While the rest of the world was fretting over Sarah Palin’s 6-year-old son using the family dog as a step stool so he could reach the sink to do the dishes, I was like, “Whoa. How do you get a kid to do dishes?”
My next thought was “Wonder if I could layer all four of my cats in a tower of pliable fur in order to reach the shelf in my bedroom closet?”
One looked at me as if he could read my mind. His response is unprintable in a family newspaper.
So here’s the thing: I’m no fan of Palin (but then y’all knew that), but I’m a huge fan of kids doing housework of any kind, even if it means they have to build a flippin’ tower of dogs to reach those leaf-choked gutters.

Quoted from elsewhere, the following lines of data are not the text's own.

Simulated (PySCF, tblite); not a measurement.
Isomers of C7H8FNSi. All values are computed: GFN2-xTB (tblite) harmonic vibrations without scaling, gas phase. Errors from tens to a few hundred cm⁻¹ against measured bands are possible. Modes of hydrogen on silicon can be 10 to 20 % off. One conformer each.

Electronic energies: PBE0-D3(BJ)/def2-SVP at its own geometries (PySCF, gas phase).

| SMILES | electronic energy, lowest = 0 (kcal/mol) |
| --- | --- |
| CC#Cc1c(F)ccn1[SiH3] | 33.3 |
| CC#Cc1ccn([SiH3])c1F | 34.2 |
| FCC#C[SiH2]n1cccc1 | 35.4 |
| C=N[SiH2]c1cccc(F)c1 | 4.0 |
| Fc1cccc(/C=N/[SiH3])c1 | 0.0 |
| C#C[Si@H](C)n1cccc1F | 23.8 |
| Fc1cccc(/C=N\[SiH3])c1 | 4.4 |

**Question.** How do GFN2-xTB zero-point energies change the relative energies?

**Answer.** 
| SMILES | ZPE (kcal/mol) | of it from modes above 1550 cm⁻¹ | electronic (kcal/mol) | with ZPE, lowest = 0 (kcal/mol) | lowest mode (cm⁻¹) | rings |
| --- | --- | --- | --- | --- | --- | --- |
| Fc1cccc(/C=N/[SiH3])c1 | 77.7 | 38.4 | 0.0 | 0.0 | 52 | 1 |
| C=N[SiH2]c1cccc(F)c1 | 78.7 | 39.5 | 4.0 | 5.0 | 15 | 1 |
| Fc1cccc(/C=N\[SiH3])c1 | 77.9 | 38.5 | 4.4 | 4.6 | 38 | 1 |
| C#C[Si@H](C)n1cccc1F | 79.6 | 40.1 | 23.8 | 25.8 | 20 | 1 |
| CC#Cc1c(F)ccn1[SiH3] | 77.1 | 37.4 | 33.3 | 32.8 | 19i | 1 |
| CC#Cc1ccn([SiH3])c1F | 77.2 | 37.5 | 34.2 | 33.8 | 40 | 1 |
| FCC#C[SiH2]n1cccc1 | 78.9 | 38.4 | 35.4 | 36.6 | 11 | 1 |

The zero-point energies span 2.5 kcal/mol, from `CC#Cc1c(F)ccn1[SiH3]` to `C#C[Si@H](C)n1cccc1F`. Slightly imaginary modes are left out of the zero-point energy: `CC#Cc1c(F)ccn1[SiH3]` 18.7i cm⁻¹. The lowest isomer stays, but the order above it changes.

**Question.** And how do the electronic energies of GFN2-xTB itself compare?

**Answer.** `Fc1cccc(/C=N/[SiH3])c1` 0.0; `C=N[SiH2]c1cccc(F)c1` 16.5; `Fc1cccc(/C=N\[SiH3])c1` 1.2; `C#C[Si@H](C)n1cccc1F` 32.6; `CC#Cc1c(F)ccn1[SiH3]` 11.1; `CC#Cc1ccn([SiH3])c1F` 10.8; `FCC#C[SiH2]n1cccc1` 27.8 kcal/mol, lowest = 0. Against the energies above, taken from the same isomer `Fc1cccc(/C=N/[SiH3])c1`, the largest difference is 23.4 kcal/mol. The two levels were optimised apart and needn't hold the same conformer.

I’m no fan of dogs either (but then y’all knew that). I often have to explain that I don’t “hate” dogs; I just don’t get them. This doesn’t mean, as some rude humans have implied, that I “have no soul” or “must’ve been dropped on my head at birth” or “don’t understand the symbiotic purity of unconditional love from a heart unmarred by life’s cruelty and an unfair world.”
Especially that last.
So when the world paused from its New Year’s resolutions to re-embrace cardio workouts and go to church to tsk-tsk over Palin’s admittedly clueless decision to post a photo of her son, Trig, standing on the family black lab to get closer to the dishes in the sink, I found myself in a horrifying predicament. I didn’t necessarily feel outraged and, worse still, I didn’t think Palin’s first response to critics (essentially, the dog will move it if needs to) was “tie a rock to her and see if she sinks” levels of witch. (Of course, she later must’ve borrowed the dog to use as a soap box because she went off on a nonsensical rant once she got her second wind – so OK, where’s that rock?)
While I don’t speak dog, some of my closest friends are besotted with them. From what I can tell, dogs are fairly able to let you know if they don’t like something, such as being subbed in as a step stool at the kitchen sink. When they were Trig’s age, my niece and nephew often used their golden retriever to rest their weary noggins on for long naps.
It’s rather a disservice to a breed that is particularly bright, from what I’m told, to think that it isn’t smart enough to move if it’s uncomfortable.
PETA, an animal rights organization known for its zany sense of humor, immediately condemned the dog-as-step stool photo without once mentioning the true miracle that a kid was voluntarily doing chores using the tools at hand.
I don’t expect to ever, EVER agree with Sarah Palin about anything again, so let’s just pretend that, like the time I ate chitlins because I thought they were macaroni, it never happened.